A friend of mine - we'll call her Jill - once said that she had guy friends that treated her like one of the guys - so she'd heard guys at their worst. After hanging out with her and one of her closest guy friends - we'll call him Ed - we drove back to his place. Jill drove her car and Ed rode with me. During the drive Ed went on a ten minute rant about why women were worse drivers than men and men should do all of the driving all of the time. When we got to his place and she had trouble parking the car, he made fun of her for it, but never once attributed it to her being a woman - and I don't think he would ever say something like that to her - at least not in the serious manner that he said it to me. Trust me, guys say things to other guys that they would NEVER say with a woman around. Period.

But enough of that, on to the theory:

Rule #1: ALL MEN ARE PIGS. Really, the theory could almost stop there. It's just that simple. There are no exceptions. It's one of the few universal constants. If I ever have a daughter I want these to be the first words she learns.
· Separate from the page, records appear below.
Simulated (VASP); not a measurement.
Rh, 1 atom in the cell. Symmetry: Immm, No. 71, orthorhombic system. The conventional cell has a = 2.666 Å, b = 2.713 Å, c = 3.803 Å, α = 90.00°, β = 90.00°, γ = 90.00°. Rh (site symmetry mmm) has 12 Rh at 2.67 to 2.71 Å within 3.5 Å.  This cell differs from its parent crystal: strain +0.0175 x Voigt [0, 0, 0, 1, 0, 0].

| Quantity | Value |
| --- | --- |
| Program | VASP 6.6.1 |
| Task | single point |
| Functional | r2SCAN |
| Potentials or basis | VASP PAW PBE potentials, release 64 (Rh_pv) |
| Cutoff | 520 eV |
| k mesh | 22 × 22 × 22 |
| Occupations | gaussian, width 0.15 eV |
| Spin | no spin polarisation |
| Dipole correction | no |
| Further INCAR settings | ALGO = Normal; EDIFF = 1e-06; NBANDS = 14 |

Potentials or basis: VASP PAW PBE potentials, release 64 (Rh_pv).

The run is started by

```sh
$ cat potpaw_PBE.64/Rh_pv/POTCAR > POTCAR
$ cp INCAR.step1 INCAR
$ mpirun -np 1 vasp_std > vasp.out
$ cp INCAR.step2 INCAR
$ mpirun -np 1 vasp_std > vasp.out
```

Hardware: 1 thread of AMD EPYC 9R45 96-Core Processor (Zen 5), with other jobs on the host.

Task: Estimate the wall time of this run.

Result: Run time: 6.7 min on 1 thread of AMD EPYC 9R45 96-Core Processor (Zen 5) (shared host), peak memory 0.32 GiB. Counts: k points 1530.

In my opinion, women would be so much better able to deal with men if they would just come to terms with this fact. So much male behavior can be explained by this simple truth. Why do guys whistle when women walk by? Because they're pigs. Why do guys watch porn and read Playboy? Because they're pigs. Why do guys lie to women to get them to sleep with them? Because they're pigs. Why do guys cheat? Because they're pigs. It's just that simple.

While these examples might seem obvious, knowing that all men are pigs also explains some more subtle, but equally perplexing behaviors. Why do men run away from committment? Because they're pigs. Why do men not express themselves more openly? Because they're pigs. Far too often I think women try to rationalize men's behavior, or to attribute it to some deep psychological motive. Trust me, we're not that complicated. We do what we do because we're pigs. That's it. In the entries that follow I will elaborate on my theory. But, at the heart of it all is the all-important notion that ALL MEN ARE PIGS.


Sometimes It's Just Undeniable

So I had to go to court today to take care of two tickets – one for driving with one of my headlights out and one for not having proof of insurance with me at the time. This is all a story unto itself, but not the point of what I intend to say here*. I was pulled over in West University, so I went to their municipal court, which is right in the middle of the neighborhood.

When I walked in, I felt like something was a little odd, but couldn’t quite figure out what. It looked like any other courtroom, a lot of frustrated people who don’t really know what’s going on being treated like crap by a bunch of city bureaucrats who seem to think that their job is to be as cryptic and unhelpful as humanly possible rather than helping people really understand what their options are. But then I figured it out – here I was, in a court whose jurisdiction was West U, one of the whitest neighborhoods in Houston and one in which most of the people are very well off, and I was one of the only white people in the room.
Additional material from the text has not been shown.